That day I found my vocabulary reduced to "pretty, yellow flower," "delicate, white, lacy plant." I loved that Judee, one of the women who introduced me to Tai Chi, called some of the flowers "damn yellow composites." I figured that would work for just about anything: "Damn blue simple...damn white composite." Her friend Margaret even suggested simplifying further with "DF." Damn flower. Loved that; it fed my sarcastic mood that day. We three chuckled. I detected disapproval from the more serious of the group.

Finally, I pushed ahead to catch up with the hikers ahead of us, leaving the lallygaggers behind to identify to their hearts' content. I hiked, and I hiked hard, pausing from time to time to survey all that lay before me; the foliage, the boulders, the rising peaks. My lungs were straining with the exertion, but my heart was full, and my spirit stirred. The view took me back to another place and time.

Lone Peak Wilderness was the place, and the early eighties was the time. Back then, I was discovering meadows of wildflowers, and learning their names. I wasn't poring over a book. I had Sid with me. He dropped names, lots of names, on every hike. After awhile, a few of them stuck with me. 

I loved the Rocky Mountains, and everything in them. The mountains called to us, and we responded, seeking the solace to be found in them in evenings after our days at school, and on weekends for overnight trips. I felt at home when we left the valley behind. Whenever I felt overwhelmed by the pressures of living in the city, and the demands of being a teaching intern, I would drive to a higher elevation, leave my car behind, and head up a local canyon.  The solitude of the outdoors always calmed me.

Why did the mountains no longer call my name? Perhaps they did, but I no longer heard the promptings above the noise of the television, the music, and the chaos of my life. It was time to get quiet, and open myself up to the stillness and peace once more. I had forgotten how rejuvenating nature can be; how restorative. It wasn't that my name was no longer being whispered by the Rockies, it was that I was no longer listening. Ah, that was it. Once I became receptive, I could determine how to meet the needs of my family, while meeting those of my own. 

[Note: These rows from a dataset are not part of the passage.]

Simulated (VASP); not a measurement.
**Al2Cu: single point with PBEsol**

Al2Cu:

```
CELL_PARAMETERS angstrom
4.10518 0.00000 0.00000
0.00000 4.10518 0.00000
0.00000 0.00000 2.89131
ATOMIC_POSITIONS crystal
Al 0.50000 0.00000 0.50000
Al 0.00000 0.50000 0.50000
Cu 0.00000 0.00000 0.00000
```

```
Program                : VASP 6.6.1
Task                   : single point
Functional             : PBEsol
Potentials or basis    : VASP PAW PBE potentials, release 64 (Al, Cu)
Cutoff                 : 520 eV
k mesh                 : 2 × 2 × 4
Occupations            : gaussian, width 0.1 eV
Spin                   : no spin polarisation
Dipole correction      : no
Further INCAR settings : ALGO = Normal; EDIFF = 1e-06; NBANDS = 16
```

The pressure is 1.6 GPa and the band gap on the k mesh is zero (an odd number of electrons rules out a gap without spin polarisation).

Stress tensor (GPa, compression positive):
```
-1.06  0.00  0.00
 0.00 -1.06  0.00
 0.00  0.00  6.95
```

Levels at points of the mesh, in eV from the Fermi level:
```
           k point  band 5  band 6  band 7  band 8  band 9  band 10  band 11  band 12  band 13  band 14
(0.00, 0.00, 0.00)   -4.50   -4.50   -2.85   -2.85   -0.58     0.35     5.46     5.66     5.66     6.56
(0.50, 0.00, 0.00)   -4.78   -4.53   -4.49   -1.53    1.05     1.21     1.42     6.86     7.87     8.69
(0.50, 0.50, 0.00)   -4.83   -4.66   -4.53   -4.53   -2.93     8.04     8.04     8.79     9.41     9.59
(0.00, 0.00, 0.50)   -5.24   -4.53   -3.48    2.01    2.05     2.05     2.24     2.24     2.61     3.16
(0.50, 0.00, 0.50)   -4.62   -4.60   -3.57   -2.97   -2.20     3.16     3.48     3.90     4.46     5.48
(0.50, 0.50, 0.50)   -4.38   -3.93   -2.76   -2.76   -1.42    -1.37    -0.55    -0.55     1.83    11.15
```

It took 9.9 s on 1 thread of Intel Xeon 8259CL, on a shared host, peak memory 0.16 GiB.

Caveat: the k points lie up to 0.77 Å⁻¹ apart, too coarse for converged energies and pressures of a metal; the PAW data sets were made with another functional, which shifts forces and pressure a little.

Jerry Fuhriman, a local artist, spoke to us one evening at Bear Lake. He was speaking of his paintings and comparing it to our writing, and how it's important when creating to know what to embrace, what to enhance, and what to relinquish. Inspired by his words, I adapted his lesson to suit my needs by writing this down in my journal: 

I need to learn what to embrace, what to enhance, and what to relinquish in my writing. And in my life. 

I could feel the Granola Girl peering over my shoulder in approval. I looked forward to the day that she and I would become one.


  1. Welcome home Granola Girl! I love Jerry's quote: "I need to learn what to embrace, what to enhance, and what to relinquish in my writing. And in my life. "
    I need to remember that, thanks.

    1. Thanks, Lisa! I do feel like the Granola Girl has come to stay with me...these many years later. Twelve years since this was originally written. Thirty years since we were one. Wowza.